Foundational UC services exist in almost every industry. Often referenced as "cross-industry," these are communications functions either shared by most employees or specific to non-employee communications capabilities such as those associated with facilities, devices, alarms, and so on.

 

The major categories are:

  • Technologies shared by all or most employee-based Usage Profiles, such as:
  •        - Online meeting software for voice, video, and document/application sharing
           - Meeting room audio, video, and sharing devices, usually connecting to online meetings
           - Shared phones and computers in break rooms or on communal desks for shift-based workers or non-office workers in the Field, Retail, and Production Usage Profiles
  • Common-area communications devices, such as phones in lobbies, hallways, breakrooms, parking lots, and elevators as well as kiosks in public areas or receptionist areas
  • Work-from-home communications capabilities
  • Communication network connections for various types of devices, such as paging systems, fax machines, alarms or monitors, and interfaces to special-purpose systems such as radios

These communication technologies are important, or even crucial, to an organization's operations and safety as well as for compliance with regulations in some industries or geographies. Here are highlights of these categories.

Online Meeting Software
All vertical industries depend on online meeting software for department meetings, training programs, and general management communications. Some industries require online meeting software for additional purposes, such as for shared work in collaborative teams or for remote customer interactions and presentations in the sales and service functions. However, the online meeting capability those particular profiles need is increasingly a built-in feature of the application software already used as the primary working tool in each of those functions.

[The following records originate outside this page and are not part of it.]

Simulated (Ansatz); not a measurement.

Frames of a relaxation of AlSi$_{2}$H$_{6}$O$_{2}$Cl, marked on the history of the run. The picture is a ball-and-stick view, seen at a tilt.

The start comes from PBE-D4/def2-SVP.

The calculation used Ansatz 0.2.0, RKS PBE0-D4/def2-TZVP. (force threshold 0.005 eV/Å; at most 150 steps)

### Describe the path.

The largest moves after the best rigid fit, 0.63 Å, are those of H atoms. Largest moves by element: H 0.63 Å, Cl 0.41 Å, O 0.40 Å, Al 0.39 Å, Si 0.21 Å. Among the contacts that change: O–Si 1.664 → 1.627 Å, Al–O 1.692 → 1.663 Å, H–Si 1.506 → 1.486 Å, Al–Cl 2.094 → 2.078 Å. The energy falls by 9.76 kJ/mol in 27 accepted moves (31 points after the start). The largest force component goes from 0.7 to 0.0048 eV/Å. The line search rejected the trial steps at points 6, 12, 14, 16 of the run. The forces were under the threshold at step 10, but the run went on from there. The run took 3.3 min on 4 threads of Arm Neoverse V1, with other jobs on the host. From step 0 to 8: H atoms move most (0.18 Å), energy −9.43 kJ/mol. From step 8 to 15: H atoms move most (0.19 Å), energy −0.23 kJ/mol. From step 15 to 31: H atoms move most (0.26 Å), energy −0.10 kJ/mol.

Foundational online meeting software provides:

  • Audio, video, and/or screen sharing via a computer application, browser, tablet, and smartphone. Of course, performance may vary based on the quality of the wired or wireless connection to the device. Some online meeting software will adjust the transmission rate to accommodate the available bandwidth, which may be important depending on the expected usage situations for this foundational service.
  •        - Audio participation in online meetings via an on-premises PBX and via a public switched telephone network (PSTN) that includes both landlines and cellular voice connections
           - The need for all-audio meeting options, which require a rich set of push-button controls for the host and the participants, is declining
  • The ability for meeting room devices to join the online meeting for meetings that include two or more rooms or that may include a blend of meeting room, user device, and phone participation
  • A variety of typical controls such as password access, user authentication, mute-all or individual mute by the meeting host, session recording, and statistical reports

Increasingly, online meetings are provided as cloud-based services, though some organizations continue to operate their conferencing systems on premises. The latter case is usually due to a cost analysis related to bandwidth, which is driven by the meeting types (see below) and the geographic distribution patterns of meeting participants (a scenario with mostly on-premises users favors an on-premises meeting service, while an environment with mostly off-premises users favors a cloud-based meeting service).